Let us start with the total effect: $\esp{Y_i|R^1_i=0,R_i^2=1}-\esp{Y_i|R^1_i=0,R_i^2=0}$ is a With/Without estimator where the treatment has been randomized among a random sample of the units selected to receive the treatment.
Theorem \@ref(thm:idrass) proves that it identifies $\Delta^Y_{TT}$ under Assumptions \@ref(hyp:parindepss) and \@ref(hyp:parrassval).
The unmediated treatment effect can be recovered as follows:
\begin{align*}
\esp{Y_i|R^1_i=1,R_i^2=1,R_i^3=1} & -\esp{Y_i|R^1_i=1,R_i^2=0,R_i^3=1} \\
& = \sum_{t\in\{a,n,c,d\}}\esp{Y_i^{1,1}-Y_i^{0,1}|T_i=t}\Pr(T_i=t)\\
\esp{Y_i|R^1_i=1,R_i^2=1,R_i^3=0} & -\esp{Y_i|R^1_i=1,R_i^2=0,R_i^3=0} \\
& = \sum_{t\in\{a,n,c,d\}}\esp{Y_i^{1,0}-Y_i^{0,0}|T_i=t}\Pr(T_i=t),
\end{align*}
using Assumptions \@ref(hyp:parindepss) and \@ref(hyp:parrassval).

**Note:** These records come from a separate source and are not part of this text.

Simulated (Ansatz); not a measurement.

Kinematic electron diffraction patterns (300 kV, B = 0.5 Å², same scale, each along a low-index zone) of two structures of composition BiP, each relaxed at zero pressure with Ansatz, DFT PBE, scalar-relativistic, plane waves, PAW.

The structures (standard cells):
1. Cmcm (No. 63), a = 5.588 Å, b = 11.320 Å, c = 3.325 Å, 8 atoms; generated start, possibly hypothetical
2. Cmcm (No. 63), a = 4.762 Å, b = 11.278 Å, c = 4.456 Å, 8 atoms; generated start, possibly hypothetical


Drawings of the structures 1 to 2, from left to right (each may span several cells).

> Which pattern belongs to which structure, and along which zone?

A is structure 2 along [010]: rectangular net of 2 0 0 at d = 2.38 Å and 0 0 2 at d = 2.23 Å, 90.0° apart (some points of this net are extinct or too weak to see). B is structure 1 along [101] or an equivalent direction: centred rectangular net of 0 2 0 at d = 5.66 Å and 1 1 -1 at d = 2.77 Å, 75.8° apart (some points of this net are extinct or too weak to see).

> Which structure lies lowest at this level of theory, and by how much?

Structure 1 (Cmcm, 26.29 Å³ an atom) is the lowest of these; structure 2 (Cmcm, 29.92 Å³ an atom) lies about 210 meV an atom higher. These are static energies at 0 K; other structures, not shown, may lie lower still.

Using the decomposition of $\Delta^Y_{TT}$ in the effects on each type, we have:
\begin{align*}
\esp{Y_i|R^1_i=0,R_i^2=1} & -\esp{Y_i|R^1_i=0,R_i^2=0}\\
& - (\esp{Y_i|R^1_i=1,R_i^2=1,R_i^3=1} -\esp{Y_i|R^1_i=1,R_i^2=0,R_i^3=1}) \\
& = \esp{Y_i^{0,1}-Y_i^{0,0}|T_i=c}\Pr(T_i=c) \\
& \phantom{=}-\esp{Y_i^{1,1}-Y_i^{1,0}|T_i=d}\Pr(T_i=d)\\
& \phantom{=}+(\esp{Y_i^{1,0}-Y_i^{0,0}|T_i=n}-\esp{Y_i^{1,1}-Y_i^{0,1}|T_i=n})\Pr(T_i=n).
\end{align*}
and
\begin{align*}
\esp{Y_i|R^1_i=0,R_i^2=1} & -\esp{Y_i|R^1_i=0,R_i^2=0}\\
& - (\esp{Y_i|R^1_i=1,R_i^2=1,R_i^3=0} -\esp{Y_i|R^1_i=1,R_i^2=0,R_i^3=0}) \\
& = \esp{Y_i^{1,1}-Y_i^{1,0}|T_i=c}\Pr(T_i=c) \\
& \phantom{=}-\esp{Y_i^{0,1}-Y_i^{0,0}|T_i=d}\Pr(T_i=d)\\
& \phantom{=}+(\esp{Y_i^{1,1}-Y_i^{0,1}|T_i=a}-\esp{Y_i^{1,0}-Y_i^{0,0}|T_i=a})\Pr(T_i=a).
\end{align*}
Using Assumption \@ref(hyp:ParNoInteract) and the decomposition formulae for the mediated and unmediated treatment effects on the treated gives the result.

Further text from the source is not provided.